Finding the Conjugate Function of u for f to be Analytic

[Dustinsfl]

\(u = 2x(1 - y)\) I want to find v such that \(f = u +iv\) is analytic. The hint is find the conjugate function of u.

I am not sure if what I did was finding the conjugate function of u thoug.
\[
u_x = 2(1 - y) = v_y
\]
so
\[
v = 2y - y^2 + g(x) \Rightarrow v_x = g'(x)
\]
and
\[
u_y = -2x = -g'(x)\Rightarrow g(x) = x^2
\]
Therefore, \(v = 2y - y^2 + x^2\) which makes f analytic. Is that v the conjugate function of u?

 

[Euge]

\(u = 2x(1 - y)\) I want to find v such that \(f = u +iv\) is analytic. The hint is find the conjugate function of u.

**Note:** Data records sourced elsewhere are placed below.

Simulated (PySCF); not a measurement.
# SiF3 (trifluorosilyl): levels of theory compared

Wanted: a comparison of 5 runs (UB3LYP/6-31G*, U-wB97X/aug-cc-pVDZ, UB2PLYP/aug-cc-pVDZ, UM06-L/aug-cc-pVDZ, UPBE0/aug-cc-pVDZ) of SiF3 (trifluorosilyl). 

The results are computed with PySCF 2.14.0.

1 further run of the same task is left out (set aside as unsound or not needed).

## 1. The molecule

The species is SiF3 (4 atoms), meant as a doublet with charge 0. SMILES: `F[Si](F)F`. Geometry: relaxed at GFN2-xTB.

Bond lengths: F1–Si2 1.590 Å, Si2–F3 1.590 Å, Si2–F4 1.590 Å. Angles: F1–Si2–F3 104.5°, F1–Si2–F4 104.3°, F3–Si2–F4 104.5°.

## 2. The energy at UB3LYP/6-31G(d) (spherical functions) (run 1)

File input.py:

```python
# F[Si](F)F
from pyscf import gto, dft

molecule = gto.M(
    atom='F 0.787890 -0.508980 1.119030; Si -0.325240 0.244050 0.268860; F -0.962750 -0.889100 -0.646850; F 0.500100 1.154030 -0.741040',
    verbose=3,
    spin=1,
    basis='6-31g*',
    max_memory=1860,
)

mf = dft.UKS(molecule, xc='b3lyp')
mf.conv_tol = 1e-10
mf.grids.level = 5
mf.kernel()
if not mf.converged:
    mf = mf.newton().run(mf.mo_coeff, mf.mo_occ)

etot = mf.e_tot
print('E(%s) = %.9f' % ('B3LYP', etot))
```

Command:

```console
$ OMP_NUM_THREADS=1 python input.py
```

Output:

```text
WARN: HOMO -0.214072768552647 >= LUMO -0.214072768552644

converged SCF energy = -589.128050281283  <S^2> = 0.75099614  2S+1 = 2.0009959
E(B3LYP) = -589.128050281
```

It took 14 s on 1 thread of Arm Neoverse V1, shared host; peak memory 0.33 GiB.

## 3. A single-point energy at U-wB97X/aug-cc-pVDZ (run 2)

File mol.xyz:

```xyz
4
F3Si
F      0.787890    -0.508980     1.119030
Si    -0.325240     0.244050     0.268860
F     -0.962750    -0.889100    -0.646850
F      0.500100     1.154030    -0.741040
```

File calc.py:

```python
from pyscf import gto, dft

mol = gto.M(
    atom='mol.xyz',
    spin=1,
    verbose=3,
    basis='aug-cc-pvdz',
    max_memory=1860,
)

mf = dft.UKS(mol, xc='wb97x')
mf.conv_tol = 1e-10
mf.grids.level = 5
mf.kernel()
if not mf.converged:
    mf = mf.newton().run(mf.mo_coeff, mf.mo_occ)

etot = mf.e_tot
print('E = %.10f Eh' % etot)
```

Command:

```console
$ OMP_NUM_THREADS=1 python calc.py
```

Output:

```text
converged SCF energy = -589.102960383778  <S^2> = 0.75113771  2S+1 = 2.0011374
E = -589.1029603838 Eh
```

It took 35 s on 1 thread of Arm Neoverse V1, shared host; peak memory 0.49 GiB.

I am not sure if what I did was finding the conjugate function of u thoug.
\[
u_x = 2(1 - y) = v_y
\]
so
\[
v = 2y - y^2 + g(x) \Rightarrow v_x = g'(x)
\]
and
\[
u_y = -2x = -g'(x)\Rightarrow g(x) = x^2
\]
Therefore, \(v = 2y - y^2 + x^2\) which makes f analytic. Is that v the conjugate function of u?

What you have is right, but I have one minor comment to make. At the last step, you have $u_y = -2x = -g'(x)\Rightarrow g(x) = x^2$. When you solve for $g$, you should have $g(x) = x^2 + C$, where $C$ is an arbitrary constant. But then you can choose $C = 0$, giving the particular conjugate function $v = 2y - y^2 + x^2$.

 

[Opalg]

I have another minor comment to make. In a problem like this, a good way to check whether your answer is correct is to see whether $u+iv$ can be expressed as a (differentiable) function of $z=x+iy$.

In this case, you started with $u = 2x(1-y)$ and you found that $v = 2y - y^2 + x^2$. Then $$\begin{aligned} u+iv &= (2x - 2xy) + i(2y - y^2 + x^2) \\ &= 2(x+iy) + i(x^2 - y^2 + 2ixy) \\ &= 2z + iz^2.\end{aligned}$$ So $u$ and $v$ are the real and imaginary parts of the analytic function $2z+iz^2$.

As Euge has pointed out, you should really add a constant of integration to the expression for $v$, and the analytic function of $z$ will then be $2z+i(z^2 + C),$ where $C$ is a real constant.